Add option to use latest directory and add run printing by c-hagem · Pull Request #1586 · awslabs/mountpoint-s3

c-hagem · 2025-08-28T06:26:53Z

Adds two features to the autogroup.py script, namely

the possibility to print either the numbers of all runs of a category (ordered descendingly by throughput), when specifying --runs=all, or just to print max, median and min run numbers --runs=rep (for representative)
makes default order of throughputs consistent with sorting order if runs are specified
adds possibility to use print the latest run, which is used automatically when no directory is specified

Only changes behaviour of the benchmarking autogroup script, so no Changelog entries / version bumps needed.

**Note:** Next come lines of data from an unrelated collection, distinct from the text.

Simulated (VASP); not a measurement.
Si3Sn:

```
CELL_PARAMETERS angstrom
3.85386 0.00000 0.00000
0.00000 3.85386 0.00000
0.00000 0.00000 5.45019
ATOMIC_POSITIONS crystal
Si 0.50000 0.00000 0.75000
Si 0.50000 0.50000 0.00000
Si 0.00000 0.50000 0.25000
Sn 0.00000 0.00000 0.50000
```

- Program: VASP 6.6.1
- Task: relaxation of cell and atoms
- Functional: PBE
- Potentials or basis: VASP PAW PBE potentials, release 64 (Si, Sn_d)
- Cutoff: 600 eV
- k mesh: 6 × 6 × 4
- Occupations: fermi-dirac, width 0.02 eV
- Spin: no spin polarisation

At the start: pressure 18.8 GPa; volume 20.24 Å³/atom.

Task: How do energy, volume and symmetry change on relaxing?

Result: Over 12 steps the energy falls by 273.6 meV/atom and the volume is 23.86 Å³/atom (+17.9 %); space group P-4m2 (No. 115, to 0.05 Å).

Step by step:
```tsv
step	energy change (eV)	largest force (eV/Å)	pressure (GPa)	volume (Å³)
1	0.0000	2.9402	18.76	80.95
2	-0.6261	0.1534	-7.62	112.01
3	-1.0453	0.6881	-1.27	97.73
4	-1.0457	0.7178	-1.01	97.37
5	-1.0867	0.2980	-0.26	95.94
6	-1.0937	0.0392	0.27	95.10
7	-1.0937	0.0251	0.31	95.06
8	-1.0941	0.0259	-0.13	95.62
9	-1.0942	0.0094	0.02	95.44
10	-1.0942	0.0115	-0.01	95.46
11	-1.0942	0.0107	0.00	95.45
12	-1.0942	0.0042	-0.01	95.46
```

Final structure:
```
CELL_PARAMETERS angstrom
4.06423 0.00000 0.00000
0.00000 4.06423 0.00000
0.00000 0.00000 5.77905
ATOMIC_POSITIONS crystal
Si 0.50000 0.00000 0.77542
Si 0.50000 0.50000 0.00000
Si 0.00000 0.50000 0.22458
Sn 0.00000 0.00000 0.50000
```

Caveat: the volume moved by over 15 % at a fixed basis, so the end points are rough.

By submitting this pull request, I confirm that my contribution is made under the terms of the Apache 2.0 license and I agree to the terms of the Developer Certificate of Origin (DCO).

muddyfish · 2025-08-28T13:56:36Z

benchmark/analysis-scripts/autogroup.py

+def find_multirun_dir(index: int = 0) -> str:
+    """Find the Nth latest directory in multirun (0=most recent, 1=previous, etc.)"""
+    if not Path('multirun').exists():
+        warnings.warn("multirun directory not found")


Raise an exception here?

muddyfish · 2025-08-28T13:58:26Z

benchmark/analysis-scripts/autogroup.py

+    if not sorted_subdirs:
+        warnings.warn("No experiment directories found in multirun")
+        sys.exit(1)
+    return sorted_subdirs[index][1]


Above there are warnings, but if the index is out of range, this can raise an exception without a handy description.

This will be caught as an IndexError, since we currently only use index 0 i think.

muddyfish · 2025-08-28T13:59:24Z

benchmark/analysis-scripts/autogroup.py

+
    parser.add_argument('--csv-output', help='Optional CSV file to write the results to')
+    parser.add_argument(
+        '--runs', choices=['tri', 'all'], help='Show run numbers in results (tri=min/median/max, all=all runs)'


I've also not heard of it. Wondering if there's a slightly less technical term which also works here

muddyfish · 2025-08-28T14:02:41Z

benchmark/analysis-scripts/autogroup.py

+
+    results_rows = []
+    for config_key, throughput_data in grouped_results.items():
+        throughputs = [t for t, _ in throughput_data]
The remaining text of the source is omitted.